Pixel Dimension – Image Sizes For Web Demystified

Heard of DPI & PPI or pixel dimension, which one do you need to focus on we’ll explain so we can save images for the web the right way.

When uploading images to your website, you might worry about what DPI to use for your images or someone talked about pixel dimension. Or you wonder what PPI is and why both names are almost always interchanged but mean something totally different. 

Let’s start with DPI.

DPI stands for DOTS PER INCH and is a reference for offset printing where the dots are actual ink droplets hitting the paper and the more dots the finer the detail and crisper the picture.

Then there is PPI.

PPI stands for PIXELS PER INCH and represents how many pixels are getting cramped into an inch in your image.

And the Difference?

What is actually the difference of DPI to PPI and is there a difference? Yes, there is. Even though DPI is often used to express PPI, DPI is really a print term. Let me explain. The primary difference between DPI vs PPI is, DPI is really the physical ink dots or droplets that get printed on paper whereas PPI means the number of square pixels that are contained in one inch of an image that then is displayed on your computer monitor, iPad or cellphone. So the image you create is setup with Pixels and when you print this image, the pixels get represented with tiny ink dots on the paper. The confusion comes in when screen sizes are referencing DPI when really it should be called PPI.

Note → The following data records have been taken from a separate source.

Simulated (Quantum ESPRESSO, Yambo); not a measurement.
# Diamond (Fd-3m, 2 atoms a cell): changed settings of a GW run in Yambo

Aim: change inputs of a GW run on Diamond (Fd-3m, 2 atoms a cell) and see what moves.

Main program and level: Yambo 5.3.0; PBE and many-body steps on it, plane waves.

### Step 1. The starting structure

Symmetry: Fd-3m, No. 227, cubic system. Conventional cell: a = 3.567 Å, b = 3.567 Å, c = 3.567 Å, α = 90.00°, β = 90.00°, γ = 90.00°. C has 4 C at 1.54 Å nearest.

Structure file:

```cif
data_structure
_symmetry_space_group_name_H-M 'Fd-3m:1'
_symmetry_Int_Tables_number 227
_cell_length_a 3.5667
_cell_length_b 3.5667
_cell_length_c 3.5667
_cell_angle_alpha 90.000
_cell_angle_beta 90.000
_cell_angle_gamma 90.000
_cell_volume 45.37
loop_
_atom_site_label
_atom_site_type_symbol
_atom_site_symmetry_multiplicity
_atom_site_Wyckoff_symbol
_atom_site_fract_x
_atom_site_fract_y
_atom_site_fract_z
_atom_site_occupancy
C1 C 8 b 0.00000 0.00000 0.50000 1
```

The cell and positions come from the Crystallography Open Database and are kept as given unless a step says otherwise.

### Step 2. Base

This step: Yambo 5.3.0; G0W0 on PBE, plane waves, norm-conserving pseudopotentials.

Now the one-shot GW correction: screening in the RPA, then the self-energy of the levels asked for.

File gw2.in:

pixel dimension - pixels or dots

Guess what, neither DPI nor PPI matter for the web. So what matters then? Keep reading…

About pixel dimension!

In regards to the web what really matters is the pixel dimension. Nothing else. Period!

But first let’s talk about pixels a bit more. The more megapixel your digital camera or cellphone has, the more pixels in your images. For example the Nikon D700 is a 16-megapixel camera and takes photos that are 4928 by 3264 pixels in dimensions. Or your iPhone with 12-megapixels takes photos that are 4000 by 3000 pixels in dimensions. When you multiply the two numbers you get 12 million pixels, hence one mega pixel is a whooping 1 million pixels. 

Pixels are used with all digital mediums. Your cellphone screen is based on pixels, your monitor, your tv and your digital camera. Plus the big world wide web. Everything is calculated in pixels. That’s why the dimensions of your image matter and not the DPI or PPI, which is commonly referred to as resolution.

Which brings me back to the printing world. There the DPI/PPI matters greatly. Let’s assume you have an image 300×300 pixels at 72PPI, then 300×300 pixels at 150PPI then 300×300 pixels at 300PPI and one300x300 pixels at 600PPI. When looking at the images side by side on the web, you won’t see a difference. The dimensions are the same, the only difference is the density of pixels per inch and they all look the same in size! Have a look:

pixel dimension @72ppi
300px by 300px @72PPI
pixel dimension at 150ppi
300px by 300px @150PPI
pixel dimension at 300ppi
300px by 300px @300PPI
pixel dimension at 600ppi
300px by 300px @600PPI

Printing an image on paper and pixel dimension

Printing the same files, you’ll see that the size of the image will have on paper differs greatly. With the same width and height for each image, so basically no change in pixel dimension, the higher the PPI(DPI) the smaller the image on the paper when printed. 

So let’s look back to what the acronym actually stands for: PIXELS/DOTS PER INCH. This refers to how many pixels/dots are squeezed into one inch of space on a printed page. The four images with the same pixel value (300×300 pixels ) will print at very different sizes depending on the set PPI/DPI. An image at 72 PPI/DPI will be 4.167 inches by 4.167 inches, at 150 PPI/DPI will be 2 inches by 2 inches, at 300 PPI/DPI will be 1 inch by 1 inch. All that DPI/PPI does is determine how many pixels/dots your printer is going to cram into one inch of space on the page. That’s why a higher DPI image looks better than a lower DPI image – the more pixels you squeeze into a small area, the finer the detail in your printed image.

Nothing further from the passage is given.